In his pardon application, Wahlberg goes on to say that he has spoken “openly and publicly” about his actions on that night over the past 20-plus years. In his petition, he outlines the incidents that led to his arrest, saying that he attempted to steal two cases of alcohol from a man who was standing outside of a convenience store near his home around 9 p.m. He said he hit the man on the head with a wooden stick, and then ran down the block to evade police. While attempting to avoid police, he said he punched another man in the face.

“I was detained by police a few minutes after that,” Wahlberg wrote. “While I was detained, the police discovered that I had a small amount of marijuana in my back pocket. During the incident, I was under the influence of alcohol and narcotics.”

In making his case, Wahlberg cites his involvement with charities and good deeds he has done to rebuild his life, including the Mark Wahlberg Youth Foundation, the Dorchester Boys and Girls Club, the renovation of the Boston-area Parish Gym and the fact that he attends church nearly every day.

“I have not engaged in philanthropic efforts in order to make people forget about my past,” added Wahlberg. “To the contrary, I want people to remember my past so that I can serve as an example of how lives can be turned around and how people can be redeemed.”

“The more complex answer is that receiving a pardon would be a formal recognition that I am not the same person that I was on the night of April 8, 1988,” Wahlberg concluded. “It would be formal recognition that someone like me can receive official public redemption if he devotes himself to personal improvement and a life of good works.”

[From NECN – New England Cable News]

Technically, it’s possible for Mark to receive a pardon from this crime. The Board of Pardons will consider Mark’s petition and (with or without a public hearing) will decide whether to pass it on to the governor. If the petition meets with the governor’s approval, Mark will still need the governor’s council’s approval. Will he get a pardon? My guess would be “yes.” He probably hired the best attorneys.

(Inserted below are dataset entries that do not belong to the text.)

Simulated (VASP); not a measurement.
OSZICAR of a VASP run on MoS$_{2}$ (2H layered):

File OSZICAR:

Should he get a pardon? Ehhhhh. Mark may have moved on from his past, but his victim doesn’t have a choice about remaining blind in one eye. He’s forever stuck with what Mark did to him. Plus, this pardon will in no way change Mark’s life. He probably wants it for self-validation. This feels like a bucket-list item, sort of how Mark went back to high school and graduated at age 42. That was admirable but also self-serving. Thoughts?